It's worth a read in itself, but I probably enjoyed it more because it seems like such a direct line to the abuses of our own 19th century economy that led social reformers and labor organizers to unite, and it's particular fitting in that the labor unions got their edge in New York City in large part because of piece-work abuses in the cigar industry, a topic that came up in an historical fiction piece I wrote.
Cigars, bidis — the size is quite different, but the abuses are much the same, including illnesses caused by handling of tobacco.
Reading through Manuel and Gade's piece, the same complaints and abuses are outlined that Helen Stuart Campbell found in the tenements of New York, including the rejection of piecework — often clothing in her cases, but bidis in the cartoon — for reasons so trivial that it was clear the intent was to cheat the worker.
Annie Daniels, in 1905, found that the abuse went well beyond women and described whole families doing piecework in the tenements from first light to midnight, right down to "an extraordinary case of a child of 1 1/2 years, who assisted at a kind of passementerie." (i.e., assisting with putting ornamental trim on garments)

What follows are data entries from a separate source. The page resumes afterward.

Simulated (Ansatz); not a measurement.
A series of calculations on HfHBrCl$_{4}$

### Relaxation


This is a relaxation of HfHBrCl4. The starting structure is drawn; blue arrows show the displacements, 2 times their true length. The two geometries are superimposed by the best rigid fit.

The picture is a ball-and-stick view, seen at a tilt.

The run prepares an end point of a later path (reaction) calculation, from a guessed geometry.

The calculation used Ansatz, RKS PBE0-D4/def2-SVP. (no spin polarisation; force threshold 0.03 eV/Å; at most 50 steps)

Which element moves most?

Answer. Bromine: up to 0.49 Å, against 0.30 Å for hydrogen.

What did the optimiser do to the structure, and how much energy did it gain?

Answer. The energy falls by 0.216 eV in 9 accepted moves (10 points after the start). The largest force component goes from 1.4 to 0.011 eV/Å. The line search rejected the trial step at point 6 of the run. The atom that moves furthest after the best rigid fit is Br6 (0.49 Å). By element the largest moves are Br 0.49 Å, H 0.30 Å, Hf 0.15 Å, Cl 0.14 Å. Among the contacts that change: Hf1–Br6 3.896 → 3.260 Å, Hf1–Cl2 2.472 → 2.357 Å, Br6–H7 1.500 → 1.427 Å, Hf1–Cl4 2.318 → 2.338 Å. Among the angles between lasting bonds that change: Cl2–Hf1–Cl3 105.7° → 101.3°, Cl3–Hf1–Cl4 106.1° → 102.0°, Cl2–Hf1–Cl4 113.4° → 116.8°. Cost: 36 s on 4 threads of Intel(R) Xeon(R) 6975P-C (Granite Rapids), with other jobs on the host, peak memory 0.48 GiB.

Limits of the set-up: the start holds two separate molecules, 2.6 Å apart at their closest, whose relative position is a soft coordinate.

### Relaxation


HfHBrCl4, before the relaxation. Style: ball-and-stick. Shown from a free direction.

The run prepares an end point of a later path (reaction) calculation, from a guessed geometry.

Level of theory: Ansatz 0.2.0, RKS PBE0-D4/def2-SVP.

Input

Cigarmaking itself was a skilled craft, the actual rolling being dominated by Bohemian women, while their husbands and children stripped and prepared the leaves, but the fact that it took talent and experience didn't stop the buyers from rejecting cigars and making other unfair demands on the workers. (This account differs from what I found in my own research, but explains the basic unfairness that ties it to the bidi-makers.)
These abuses launched the career of Samuel Gompers, but also came to the attention not just of social reformers like Campbell and Daniels as well as Jacob Riis, but of people with a little more sway, like Theodore Roosevelt, an up-and-coming state legislator whom Gompers took for a little industry tour.
I don't know that India has any Theodore Roosevelts waiting to support reform — we sure don't have any to spare over here — but the changes in our tenements began with publicity, and it may be that cultivating cartoonists is more practical at the moment than trying to find crusading politicians.
As for the "gig economy," it's just one more element of our stripping away those turn of the century reforms and a return to the robber barons that TR and the social reformers fought.
But, y'know, it's kinda hip to stick it to the Man. Not terribly profitable.
But gig capitalists are the new heroes.
So it's hip to be scab.
They may already be winners
I noted recently that Clay Jones had found himself a winner in a contest he only vaguely remembered entering, and that only in a sort of "yeah, sure, whatever" response to an email.
It makes me wonder how many of the artists in the International Trumpism Cartoon & Caricature Contest were similarly invited and didn't look into the sponsor, one of the main objections being, as discussed here before, the fact that Iran locks up cartoonists who offend the hard-liners, and I don't think this contest is part of the reformists' agenda.
That said, and with no intention of celebrating the contest itself, they did end up with a website full of rather good art from around the world, and, since they haven't taken Jones' work down, it may be that other artists have regretted entering — or allowing their work to be entered.
So it's sort of like a porn site, in that you really shouldn't visit, but, golly gee, it's hard not to take a little peek, purely in the interests of learning about some artists you hadn't seen before.
Who knows? Some of them may have entered on purpose.
I guess it would be okay to show a couple as long as I can find a way to link back to their actual sites.

This one was easy: Saeed Sadeghi has it on his Facebook page, too.

Mauricio Parra Herran doesn't seem to have updated his blog in awhile and there aren't any political cartoons on it, but, whatever his feelings about the Iranian contest, he entered this one in a contest in Portugal, after which he sat for an interview with a Colombian journal in which he cited some major credits, so I'll tag back to that.
However, I really can't justify posting any more from such a dubious site, and I don't have the time at the moment to track all these artists down to their own spots.
But, whatever their motivations and methods, these contest organizers assembled quite a collection. I may do a little more snooping and, if I can track them to more legitimate places, begin to check in with some of these artists.
The Book Nook
I haven't said much about the rebirth of Bloom County, in part because Breathed's on-again-off-again retirement from cartooning caused some chaos within the newspaper sector when I was working there, but largely because … well, because of everything Heidi MacDonald Johanna Draper Carlson says here.
When I coach my young writers, I tell them that it's okay to not like a book, as long as you aren't a wiseass about it and are fair in expressing why the book disappointed you.
Clearly,, Heidi Johanna already knew all that. This is what a bad review should look like.
Meanwhile, I have no information on what you'll find inside Barry Blitt's forthcoming book beyond what the publisher has to say about it.
But the publisher likes it, so that's good.
And it contains, they say, 25 years of Blitt's illustrations for the New Yorker, Vanity Fair "and more," and, if you're not familiar with his name, you've still seen plenty of his work.
He's certainly earned the kind of cred that makes pre-ordering this book a safe bet.